Welcome to my new series called Making It. After spending much of 2012 making cool things out of stuff I have found or rescued ( read into it : hoarded ), my intent of this is to inspire you to make shit out of anything. Because if this C- student in shop in 1984 can do this, any loser could do it. My art degree never schooled us in tools of any kind and my clumsy nature tends to avoid things like saws, blades and other major injury causing items. So most of this is even painfully constructed with my hands. Since i am down to nine fingers for a few months, let's review :
Super Cool Classic Looking Coat Rack
I confess I dumpster dive quite a bit. If these is no food involved, I can do it. I live downtown in an area where many print companies or furniture companies use and discard odd shaped wood pallets after very little use. Many other places I go clearly have set aside very nice pieces for me after watching me on security camera haul away their recyclable wood. One such place left out their windows they had torn out and replaced in their factory section. At first I took all the hinges and cool metal hardware. I will bike with a small tool kit in my backpack just to remove cool things I find on discarded stuff. Most of the windows had jagged, deep set glass, but two were different and had no glass. I came back with a car and removed both pieces. I disinfect EVERYTHING and then I polished the wood. It's in great shape and a perfect frame. I took spare wood from a recycled shipping pallet, measured and cut all my board to fit in the frame and glued the pieces into the groove where the glass had been. Here is the side beneath the stained side above. No nails were used, just wood glue and maybe a clamp if one wood slab was warped.
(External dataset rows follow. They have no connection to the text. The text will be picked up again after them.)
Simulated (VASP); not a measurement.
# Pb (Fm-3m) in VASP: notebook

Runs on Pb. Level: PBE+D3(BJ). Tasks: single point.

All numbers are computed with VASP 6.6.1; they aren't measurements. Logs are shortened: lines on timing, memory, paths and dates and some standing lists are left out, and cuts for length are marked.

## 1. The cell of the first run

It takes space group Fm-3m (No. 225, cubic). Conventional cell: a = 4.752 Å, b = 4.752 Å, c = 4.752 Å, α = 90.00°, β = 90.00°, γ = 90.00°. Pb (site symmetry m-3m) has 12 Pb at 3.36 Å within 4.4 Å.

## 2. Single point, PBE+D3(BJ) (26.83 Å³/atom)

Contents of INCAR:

Here is the side we are going to use for the rack to hang things. I've got enough scarves to make Steven Tyler seethe with envy so I need hooks and hang up opportunity or it's everywhere here. I'm into natural dyes but at the same time I love a good oily stain gleeming in the sun. So I stained the wood over and over with decaf coffee from work. We use Phoenix coffee and the rich leftover brew creates a wonderful dark stain. Combine it with a bit of black and then a coat of clear linseed oil for a nice deep sheen. Different woods are often used to make shipping pallets so sometimes you get a nice variation of flattened forest here. Recycled, of course.
Over the years, I have collected odd hardware. When I worked for a property company, they would often upgrade a suite and throw away all the old hardware. Eventually, even as a framer I would save odds and ends people would leave or throw away. A visit to a thrift store or a Habitat for Humanity ReStore can score your many old classic used and worn pieces to adorn anything you need to look urbantastical and authentically hip. Or leave your hardware in vinegar, water or wine. It does some weird stuff to look cool and the liquid is usable stain.
Before gluing the wood to the frame, I had hammered a few holes into the wood to twist some hooks of all shapes, sizes and colors when completed. I also installed a must larger eyescrew in the back and heavier wire to install it on a concrete brick wall. So far it hasn't ripped out of the wall but we'll see how long that lasts when someone else uses it.
Crafty moment climax ! So all the scarves, coats, dog leashes, collars, bike lock, umbrellas, all the crap I can't figure out where to go when I have no closet are hung up. HUNG UP. Some glue, hooks and wire makes a nice wooden wall piece functional, recyclable and easy to reuse in the future. ( table top, card holder with bread pans, pot rack, etc ).